Cozy Dog Drive-In offering its own sodas

The Cozy Dog Drive-In in Springfield, Illinois, is famous for its Cozy Dog, reputedly the forerunner of the modern-day corn dog.

Now it is selling four flavors of soda in bottles featuring the Cozy Dog logo. It offers cola, diet cola, root beer and diet root beer. The restaurant announced the new offerings on its Facebook page Friday.

In a text, co-operator Josh Waldmire said:

Larry Tarantolo with USA Craft Sodas is making them for us. […]  Larry contacted me and said he was getting back in the craft soda business and if I would be interested in doing a few lines of soda with him. I thought it was a great idea, and I liked his idea of doing some diet sodas. We have been asked for years if we had any diet bottled soda (RT 66 bottles), but now we do.

He said the bottles will go for $2.20 apiece or $7 for four.

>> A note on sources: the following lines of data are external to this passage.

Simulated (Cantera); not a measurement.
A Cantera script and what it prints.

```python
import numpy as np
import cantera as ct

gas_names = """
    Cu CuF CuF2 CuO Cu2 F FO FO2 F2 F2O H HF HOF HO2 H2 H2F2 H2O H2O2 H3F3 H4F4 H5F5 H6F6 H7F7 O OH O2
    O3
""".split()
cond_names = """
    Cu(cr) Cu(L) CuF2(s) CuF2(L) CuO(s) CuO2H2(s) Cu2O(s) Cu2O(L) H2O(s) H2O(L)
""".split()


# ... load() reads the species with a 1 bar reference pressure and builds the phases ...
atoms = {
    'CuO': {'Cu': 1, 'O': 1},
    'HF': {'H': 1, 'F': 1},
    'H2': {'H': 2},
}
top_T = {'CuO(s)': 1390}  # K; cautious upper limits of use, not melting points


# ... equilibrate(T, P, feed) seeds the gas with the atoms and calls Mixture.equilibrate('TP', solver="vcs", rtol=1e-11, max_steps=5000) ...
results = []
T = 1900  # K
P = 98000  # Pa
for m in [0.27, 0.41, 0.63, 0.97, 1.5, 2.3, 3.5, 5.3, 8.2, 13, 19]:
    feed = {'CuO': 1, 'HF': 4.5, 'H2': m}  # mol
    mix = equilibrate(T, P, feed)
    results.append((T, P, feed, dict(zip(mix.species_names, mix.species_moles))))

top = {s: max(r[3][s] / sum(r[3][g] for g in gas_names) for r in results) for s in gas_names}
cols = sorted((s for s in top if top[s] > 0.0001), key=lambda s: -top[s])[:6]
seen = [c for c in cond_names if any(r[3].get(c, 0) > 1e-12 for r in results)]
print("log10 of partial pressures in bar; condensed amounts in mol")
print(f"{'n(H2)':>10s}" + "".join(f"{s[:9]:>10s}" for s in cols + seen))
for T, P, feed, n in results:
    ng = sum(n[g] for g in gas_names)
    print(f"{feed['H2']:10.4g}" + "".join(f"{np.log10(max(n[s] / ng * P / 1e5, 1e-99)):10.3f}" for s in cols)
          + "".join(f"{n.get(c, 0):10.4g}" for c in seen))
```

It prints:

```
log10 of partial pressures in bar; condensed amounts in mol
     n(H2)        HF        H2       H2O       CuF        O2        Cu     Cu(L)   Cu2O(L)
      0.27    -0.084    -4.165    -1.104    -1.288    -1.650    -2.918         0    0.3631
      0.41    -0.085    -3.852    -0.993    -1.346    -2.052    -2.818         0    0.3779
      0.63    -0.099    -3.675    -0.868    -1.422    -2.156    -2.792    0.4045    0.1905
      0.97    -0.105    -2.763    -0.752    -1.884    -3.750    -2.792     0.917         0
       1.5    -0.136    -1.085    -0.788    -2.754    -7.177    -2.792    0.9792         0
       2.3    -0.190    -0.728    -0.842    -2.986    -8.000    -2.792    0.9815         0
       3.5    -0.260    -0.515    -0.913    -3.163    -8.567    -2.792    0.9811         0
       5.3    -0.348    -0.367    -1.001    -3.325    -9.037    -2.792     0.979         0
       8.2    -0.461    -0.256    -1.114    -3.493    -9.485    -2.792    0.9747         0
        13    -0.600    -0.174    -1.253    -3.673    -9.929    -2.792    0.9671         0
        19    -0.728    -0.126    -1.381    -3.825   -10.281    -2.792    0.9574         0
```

The Cozy Dog Drive-In launched in Springfield in 1946 after its founder, Ed Waldmire Jr., developed the Cozy Dog corn dog while in the Air Force in Amarillo, Texas. Variations on cornbread-coated hot dogs had existed, but they took too long to prepare. Waldmire’s batter coating over the wiener fried in oil allowed it to be given to customers faster. It could be argued Ed Waldmire was the father of the modern-day corn dog.

The Cozy Dog Drive-In opened on Route 66 in Springfield in 1949. Ed’s grandsons have carried on running the restaurant in recent years.

One of Ed Waldmire’s sons, Bob, forged his own path in Route 66 lore by becoming a well-known artist and hippie. Bob became the indirect inspiration to Fillmore in the 2006 Disney-Pixar animated film “Cars” and turned the once-forlorn Hackberry General Store in Hackberry, Arizona, into a tourist attraction before selling it in the late 1990s.